Washington State University has agreed to settle a discrimination complaint brought by three women who said they were denied promotions because they complained about budget-cutting plans and salary inequities.
The settlement includes a rare admission that the university was at fault.
“WSU has recognized that there were serious concerns within the College of Education and we addressed some of those issues,” said Geoffrey Gamble, vice provost for academic affairs, in a statement agreed to by the women.
Some details of the settlement have yet to be worked out. But the school and the women have agreed on payments of $70,000 to $80,000 per woman, said Barbara Petura, a university spokeswoman.
In a suit filed in January in Whitman County Superior Court, Sue Durrant, Marilyn Mowatt and Joanne Washburn claimed then-Education Dean Bernard Oliver and Assistant Dean Lawrence Bruya retaliated against them for their vocal opposition to budget-cutting plans and complaints of salary discrimination against women in the college.
The women were teaching 50 percent more courses than men and had nearly twice as many students, they said. The heavy workloads in turn made it difficult for them to advance professionally, they said.

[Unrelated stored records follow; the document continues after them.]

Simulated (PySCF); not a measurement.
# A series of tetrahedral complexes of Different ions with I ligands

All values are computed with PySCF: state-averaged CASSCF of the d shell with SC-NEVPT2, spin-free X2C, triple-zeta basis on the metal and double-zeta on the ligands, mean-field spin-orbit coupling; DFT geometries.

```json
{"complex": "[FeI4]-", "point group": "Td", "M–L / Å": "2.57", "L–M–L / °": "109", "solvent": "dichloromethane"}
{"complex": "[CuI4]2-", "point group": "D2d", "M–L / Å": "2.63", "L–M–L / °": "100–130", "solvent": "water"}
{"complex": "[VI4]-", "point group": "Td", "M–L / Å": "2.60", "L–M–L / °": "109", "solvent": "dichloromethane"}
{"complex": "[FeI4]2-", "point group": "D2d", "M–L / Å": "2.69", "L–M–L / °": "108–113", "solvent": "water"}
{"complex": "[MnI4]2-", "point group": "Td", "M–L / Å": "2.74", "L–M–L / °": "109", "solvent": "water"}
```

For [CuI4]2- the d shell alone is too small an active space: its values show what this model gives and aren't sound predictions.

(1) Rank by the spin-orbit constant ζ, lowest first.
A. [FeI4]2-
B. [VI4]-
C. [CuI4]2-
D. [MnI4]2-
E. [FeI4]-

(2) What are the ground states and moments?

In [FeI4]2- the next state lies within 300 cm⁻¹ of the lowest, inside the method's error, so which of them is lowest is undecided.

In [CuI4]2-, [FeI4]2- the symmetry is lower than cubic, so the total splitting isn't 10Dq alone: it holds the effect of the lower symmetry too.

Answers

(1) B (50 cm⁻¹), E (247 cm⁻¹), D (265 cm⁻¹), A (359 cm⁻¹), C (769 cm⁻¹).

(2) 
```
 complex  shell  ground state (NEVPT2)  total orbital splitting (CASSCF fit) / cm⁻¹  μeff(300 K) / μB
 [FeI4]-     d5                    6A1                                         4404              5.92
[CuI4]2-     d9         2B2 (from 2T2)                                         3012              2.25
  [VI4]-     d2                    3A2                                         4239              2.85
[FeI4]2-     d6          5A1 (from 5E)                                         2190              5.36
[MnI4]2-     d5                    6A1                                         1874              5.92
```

Durrant said Friday it was unfortunate the women had to file suit to see their concerns addressed but credited the university for then taking the initiative to reach a settlement.
“It’s been a long process,” she said. “… With the university indicating a willingness to address this, we feel vindicated.”
Provost Gretchen Bataille said the settlements are to adjust for past salary discrepancies. The school has also agreed to provide computer equipment and extra professional support for the women.